There’s a new fad, and it’s possibly more dangerous than the majority of the others. Online dating, it’s become a safe haven for teenagers across the globe. Throughout my entire high school life, I was very secure in the fact that I had only been in very few relationships, it was never a problem for me but I got the chance to glance around and see all my friends discuss their ‘relationships’ with people. I found that people turned to online dating when they had nowhere else to turn to. It isn’t the kind seen in a movie or read of in a book, it’s the dangerous kind that can be enough to frenzy all families.

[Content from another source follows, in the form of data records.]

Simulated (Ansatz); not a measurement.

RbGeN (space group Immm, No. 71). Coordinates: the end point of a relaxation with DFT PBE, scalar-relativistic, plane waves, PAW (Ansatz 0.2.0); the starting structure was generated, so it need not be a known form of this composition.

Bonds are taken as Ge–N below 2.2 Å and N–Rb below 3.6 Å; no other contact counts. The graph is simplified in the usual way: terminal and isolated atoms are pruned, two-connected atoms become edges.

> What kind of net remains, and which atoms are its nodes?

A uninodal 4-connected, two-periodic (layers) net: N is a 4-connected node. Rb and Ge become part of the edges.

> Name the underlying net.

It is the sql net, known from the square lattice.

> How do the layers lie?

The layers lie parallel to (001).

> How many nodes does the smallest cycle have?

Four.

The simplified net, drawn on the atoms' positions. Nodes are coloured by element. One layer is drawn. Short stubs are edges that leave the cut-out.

On television it can be seen that a girl meets a guy through a secure or even sometimes unsecure website, seldom does it teach of the dangers behind the website. Usually it’s all resolved for the better, unless you’re watching a crime show drama then the possibility of surviving is slim, but reality is far from a crime show drama. Numerous people in school's have talked about their ‘intimate’ relationships and their ‘deep love’ for people they have yet to meet. It’s so easy to go onto the internet and make themselves into whoever they always wanted to be or even whoever would be the most desirable in the public’s eye. Days and days go by and the teenagers- and sometimes adults- continue with their relationship. Not even bothering at the most severe of times to Skype or ask intimate enough questions that can be proved with hard evidence- a Facebook profile hardly justifies as evidence- and then in later times they’ll get that same text or email or snap or whatever that pretty much just insists that they meet up in person. Of course, being the lovestruck fool they usually are, they’ll agree without hesitation.
That’s where the danger lies, it’s all fun and games to be in a relationship with someone who lives far away and you’ve never actually met them, because on a level you have to understand how false it is and how it’s not something that holds any actual value. But there’s always the chance of danger, the risk you’re putting on yourself by allowing someone to know you and know your number or school or even your job. You have no actual idea who it is behind the computer screen or what they’re capable of!
I for one do not believe in such a concept as ludicrous as ‘love’, but if I were to believe it I would still believe that you can’t fall in love with someone you’ve never met in person. You can fall in love with the idea of them. That someone ‘handsome’ or ‘pretty’ lives far away and doesn’t see anyone in their lives but you. That they’re a sweetheart and oh so kind, and everything about them is perfect. Yes we all want to believe that a perfect prince/princess charming lives out in the real world just waiting for us, but they don’t live on the internet, and they’re not going to ask to meet you in some severely secluded and private area.
Just because nothing seems to be going right in your youth years, and you can’t seem to land a date, doesn’t mean that turning to the strange man out in England or China is the man for you. Chances have it, if they give you some far off distance from America, they live closer than you would imagine. That’s a scapegoat to get people not to pry. There’s someone out there for everyone right? So why squander it on someone you don’t know. Online, invisible, internet dating is not safe. Maybe a few dating websites or blind dates set up by friends- that’s all okay- but not somebody you’ve never met or even someone who refuses to show their face. And by all means if you’re going to meet them because you just can’t stop true love, then do it somewhere widely populated.
The dangers are too real, and people are losing their lives over it. We’re all taught at a young age to not talk to strangers, but the internet makes it just so much easier and gives us even more of a reason to do just that! There’s no way to make it any safer, aside from providing the facts. It’s not true love, and you shouldn’t allow naivety to control you, this persona on the internet is most likely a stretch from who the real person is. Keep yourself and your children protected, don’t online date.